In Open RAN-enabled intelligent transportation systems, existing task offloading and mission allocation approaches neglect intricate inter-task dependencies and edge offloading costs, leading to suboptimal decisions under dynamic conditions. To address this, we propose a deep reinforcement learning framework integrating multi-agent coordination with a multi-action selection mechanism. Our method innovatively combines Chaotic Gaussian Global Adaptive Resource Optimization (CGG-ARO) with Multi-Agent Double Deep Q-Networks (MA-DDQN) to jointly optimize both single-slot and sequential decision-making. It explicitly models task dependencies and offloading overhead, thereby enhancing real-time responsiveness and system adaptability. Experimental results demonstrate that CGG-ARO improves task completion rate by 7.1% and overall utility by 7.7% over baseline methods; integrating MA-DDQN further boosts these gains to 11.0% and 12.5%, respectively—validating the proposed framework’s significant advantages in efficiency and reward maximization.

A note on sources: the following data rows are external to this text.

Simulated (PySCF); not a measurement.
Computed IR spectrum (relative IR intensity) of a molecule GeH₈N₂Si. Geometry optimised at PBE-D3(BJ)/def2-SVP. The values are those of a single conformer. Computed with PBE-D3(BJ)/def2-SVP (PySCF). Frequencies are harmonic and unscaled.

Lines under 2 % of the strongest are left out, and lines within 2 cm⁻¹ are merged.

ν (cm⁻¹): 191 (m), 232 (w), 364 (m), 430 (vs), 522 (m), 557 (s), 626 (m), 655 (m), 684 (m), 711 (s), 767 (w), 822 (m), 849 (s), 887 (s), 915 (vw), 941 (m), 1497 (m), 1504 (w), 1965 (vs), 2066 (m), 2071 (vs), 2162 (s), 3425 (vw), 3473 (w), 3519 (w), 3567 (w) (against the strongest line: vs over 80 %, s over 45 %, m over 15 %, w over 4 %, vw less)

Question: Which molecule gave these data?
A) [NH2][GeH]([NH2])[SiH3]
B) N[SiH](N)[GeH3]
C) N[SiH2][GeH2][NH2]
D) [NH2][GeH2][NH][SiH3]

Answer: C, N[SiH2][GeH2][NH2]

In this paper, we explore mission assignment and task offloading in an Open Radio Access Network (Open RAN)-based intelligent transportation system (ITS), where autonomous vehicles leverage mobile edge computing for efficient processing. Existing studies often overlook the intricate interdependencies between missions and the costs associated with offloading tasks to edge servers, leading to suboptimal decision-making. To bridge this gap, we introduce Oranits, a novel system model that explicitly accounts for mission dependencies and offloading costs while optimizing performance through vehicle cooperation. To achieve this, we propose a twofold optimization approach. First, we develop a metaheuristic-based evolutionary computing algorithm, namely the Chaotic Gaussian-based Global ARO (CGG-ARO), serving as a baseline for one-slot optimization. Second, we design an enhanced reward-based deep reinforcement learning (DRL) framework, referred to as the Multi-agent Double Deep Q-Network (MA-DDQN), that integrates both multi-agent coordination and multi-action selection mechanisms, significantly reducing mission assignment time and improving adaptability over baseline methods. Extensive simulations reveal that CGG-ARO improves the number of completed missions and overall benefit by approximately 7.1% and 7.7%, respectively. Meanwhile, MA-DDQN achieves even greater improvements of 11.0% in terms of mission completions and 12.5% in terms of the overall benefit. These results highlight the effectiveness of Oranits in enabling faster, more adaptive, and more efficient task processing in dynamic ITS environments.